Larry and Elida Dimas didn’t have much to begin with, and Hurricane Irma left them with even less.
The storm peeled open the roof of the old mobile home where they live with their 18-year-old twins, and it destroyed another one they rented to migrant workers in Immokalee, one of Florida’s poorest communities. Someone from the government already has promised aid, but Dimas’ chin quivers at the thought of accepting it.
“I don’t want the help,” said Dimas, 55. “But I need it.”
Dimas is one of millions of Floridians who live in poverty, and an untold number of them have seen their lives up-ended by Irma. Their options, already limited, were narrowed even further when the hurricane destroyed possessions, increased expenses and knocked them out of work.

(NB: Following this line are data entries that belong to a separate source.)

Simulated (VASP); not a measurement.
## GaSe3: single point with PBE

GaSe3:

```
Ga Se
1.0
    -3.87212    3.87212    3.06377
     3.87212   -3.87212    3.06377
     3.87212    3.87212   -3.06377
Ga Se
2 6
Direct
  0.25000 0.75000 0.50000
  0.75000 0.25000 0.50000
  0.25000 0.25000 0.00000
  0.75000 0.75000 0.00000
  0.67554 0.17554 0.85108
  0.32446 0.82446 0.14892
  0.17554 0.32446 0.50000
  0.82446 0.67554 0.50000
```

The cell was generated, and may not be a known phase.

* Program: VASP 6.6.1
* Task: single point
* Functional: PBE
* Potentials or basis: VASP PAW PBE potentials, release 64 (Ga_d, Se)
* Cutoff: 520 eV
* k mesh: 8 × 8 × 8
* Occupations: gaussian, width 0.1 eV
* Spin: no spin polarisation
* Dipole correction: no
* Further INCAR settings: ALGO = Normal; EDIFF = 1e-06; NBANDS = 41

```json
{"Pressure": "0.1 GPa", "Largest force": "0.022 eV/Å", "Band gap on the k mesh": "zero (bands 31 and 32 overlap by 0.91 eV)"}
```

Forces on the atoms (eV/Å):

Not far from Dimas in impoverished Immokalee, located on the edge of the Everglades, Haitian immigrant Woodchy Darius, a junior at Immokalee High School, must decide whether to return to class when school reopens or head to the fields to pick berries once the land is dry enough to work again.
“The rent is $375, and if I don’t have the money they’ll kick us out,” said Darius, 17. He lives in a grubby apartment building with bare concrete floors, burglar-proof doors and cinder-block walls that make it resemble a jail more than home.
The Census Bureau estimates about 3.3 million people live in poverty in Florida — nearly 16 percent of the state’s 20.6 million population. For them, the…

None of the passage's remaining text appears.